Early in December, a fierce storm tore down the Machrihanish tower. NESCO did not have the funds to rebuild it immediately. Soon there came another blow, as Marconi began providing transatlantic wireless telegraph communication on a regular basis. That installation was indeed a large step forward, but if NESCO had established transatlantic voice transmission ahead of Marconi’s dots and dashes, it might well have stolen much of the Italian inventor’s thunder.
The 1906 broadcasts turned out to be the high point of NESCO ’s ill-fated existence. No one, of course, saw broadcasting as a paying proposition at the time. The demonstration was intended merely to publicize NESCO ’S capabilities. Selling pointto-point communication remained the company’s goal. Unfortunately, an economic panic the next year hurt its prospects as clashes between Fessenden and his backers continued. The inventor resented the financiers’ efforts to meddle in his work, while Given and Walker grew increasingly anxious for a return as their investment kept mounting.
NESCO ’S fortunes picked up briefly after the company hired its first salesman in 1908. Laying aside voice transmission, Fessenden concentrated on improving spark-gap telegraphy, using his high-frequency method, which overcame static much better than low-frequency apparatus. The company made some sales to the Navy and the United Fruit Company, which needed a way to connect its extensive operations on land and sea in poorly developed Central America.
Still, NESCO ’s equipment was too expensive for most potential customers, and in any case there was too little money in selling it directly to users. Instead, Given and Walker wanted to build a communications company, as Marconi had done. So did Fessenden, but he wanted it to be done through a Canadian subsidiary that he would run and Given and Walker would finance.
He resented the financiers’ efforts to meddle in his work, while they grew increasingly anxious for a return as their investment mounted.
Exasperated by Fessenden’s attempts to dictate business strategy, the partners tried to remove him from the company presidency, ostensibly so he could concentrate on research and development. He resisted, and the quarrel culminated in their attempt to seize his company files five days after Christmas in 1910, when he was in Pittsburgh. When he finally heard what had happened, later that day, he managed to obtain the immediate services of a Massachusetts attorney while Helen got the sheriff to place the remaining files under attachment.
Fessenden returned to Brant Rock and carried on for a few more weeks, but the family left there on January 22, 1911, uncertain about the future, short of money (Ken had to leave Yale), and tied up with handling what Helen later called “the weary round of actions with which the law crucifies those who have to seek its help.” It was the beginning of a long series of legal battles that would afflict Fessenden for most of the rest of his life.
In May 1912, he won a judgment of $400,000 from what remained of NESCO , but the company went into receivership before he could collect, and the judgment was reversed on appeal. ( NESCO , whose assets by this point consisted almost entirely of Fessenden’s patents, would eventually be purchased by Westinghouse in 1920 and then by RCA in 1921, prompting Fessenden to sue yet again.)

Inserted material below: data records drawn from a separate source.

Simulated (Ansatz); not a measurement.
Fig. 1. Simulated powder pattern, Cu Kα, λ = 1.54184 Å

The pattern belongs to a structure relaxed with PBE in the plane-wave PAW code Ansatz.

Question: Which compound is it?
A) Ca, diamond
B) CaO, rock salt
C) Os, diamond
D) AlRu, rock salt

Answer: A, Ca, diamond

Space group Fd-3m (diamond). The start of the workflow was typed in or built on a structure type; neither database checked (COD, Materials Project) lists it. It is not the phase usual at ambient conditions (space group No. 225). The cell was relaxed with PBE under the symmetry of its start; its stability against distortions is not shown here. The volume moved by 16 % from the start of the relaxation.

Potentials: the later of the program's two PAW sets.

Leaving Brant Rock did not impair his creativity, but he made no more major contributions to radio. In 1911 and 1912 he worked on a number of ideas, the most important being a turboelectric drive for ships that the U.S. Navy eventually adopted. After a year and a half of financial struggle, he had a bit of luck in August 1912, when he met an old friend named Harold Fay in a chance encounter at Boston’s South Station. Fay was an executive with the Submarine Signalling Company, of Boston, and he invited Fessenden to come learn about the communications work his company was doing. Fessenden went the next morning and was soon working there.
Within three months he had invented an array of underwater sending and receiving apparatus, including, most notably, an oscillator that, Fay later said, “revolutionized the art of submarine signalling, doubling and trebling the range at which it was possible to send sound signals through water.” The device consisted of a copper cylinder that was subjected to a constant magnetic field and oscillating electric currents induced with a solenoid. The interaction of these forces produced longitudinal vibrations in the tube that were transmitted to the water by means of a diaphragm. The patent on this device belonged to the company, but Fessenden was able to keep for himself other patents that followed.
Fessenden developed further uses for the oscillator in iceberg detection (a major concern after the Titanic sinking of 1912) and by incorporating it in a fathometer, which read signals bounced off the ocean floor to measure water depth. This device also found application in geophysical mapping. The Submarine Signalling Company bought the fathometer patent in 1921 for $50,000 spread over 10 years, enough to enable the inventor to hire the best lawyers he could to pursue his claims against NESCO . Late in life, he ranked his marine inventions equally with those in radio as his most important technological accomplishments. So did his son, who wrote in Fessenden’s epitaph, “By his genius distant lands converse and men sail unafraid upon the deep.”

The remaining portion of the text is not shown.